It seems like only yesterday that criminal justice reform was in vogue.
Progressives were being elected as prosecutors. Laws were passed to relieve prison overcrowding and divert offenders from the system who needed treatment, not jail time. Sentencing excesses from the crack era and the three-strikes era were rolled back. The bail system and the death penalty were on the defensive.
Then the inevitable backlash came. As crime rates crept up from their near historically low levels, the mood soured and conservative tough-on-crime attitudes began to reemerge, clashing with the liberal agenda.
Chesa Boudin, the progressive district attorney in San Francisco who was elected in 2019, was ousted in a recall election in 2022 after being accused of “coddling” criminals. Los Angeles County Dist. Atty. George Gascón, another reformer with a supposed “pro-criminal” agenda, narrowly dodged his second recall challenge last year.
Homelessness and crime became dining-room discussions in L.A. and San Francisco; violence in the subways preoccupied New Yorkers. Fentanyl-related overdoses led San Francisco to reconsider its “sanctuary city” laws. The law that reformed the unfair bail process in New York City four years ago was scaled back three times, most recently in April. Police departments, once threatened with defunding, saw their budgets increased in many cities around the country.

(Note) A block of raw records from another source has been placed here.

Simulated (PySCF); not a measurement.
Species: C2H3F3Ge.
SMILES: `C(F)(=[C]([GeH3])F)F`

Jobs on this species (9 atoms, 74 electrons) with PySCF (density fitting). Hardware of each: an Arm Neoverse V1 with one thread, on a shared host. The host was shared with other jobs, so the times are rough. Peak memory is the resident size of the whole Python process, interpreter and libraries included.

In the run-up to the midterm elections last fall, crime ranked as the second-most important issue for voters, according to Gallup.
The battle is on, and it was against this backdrop that I read last week that Boudin — the 42-year-old public defender-turned-prosecutor-turned-private citizen — has been hired by the UC Berkeley School of Law to be the executive director of a new Criminal Law & Justice Center.
The center will do litigation, legislative advocacy and public education, presumably aimed at reforming our often unfair, punitive and inefficient criminal justice system.
But I was particularly pleased to hear, when I called Boudin to talk about the new job, that he’s also emphasizing another area: data analysis and research. He says he’s tired of the public conversation about crime policy being “devoid of science or data or even short-term memory.”
It’s about time.
It’s long been a truism that attitudes about crime and punishment are cyclical, characterized by pendulum swings of leniency followed by a desire to crack down and lock up everybody indefinitely. Public sentiment mostly depends on whether crime seems to be rising or falling.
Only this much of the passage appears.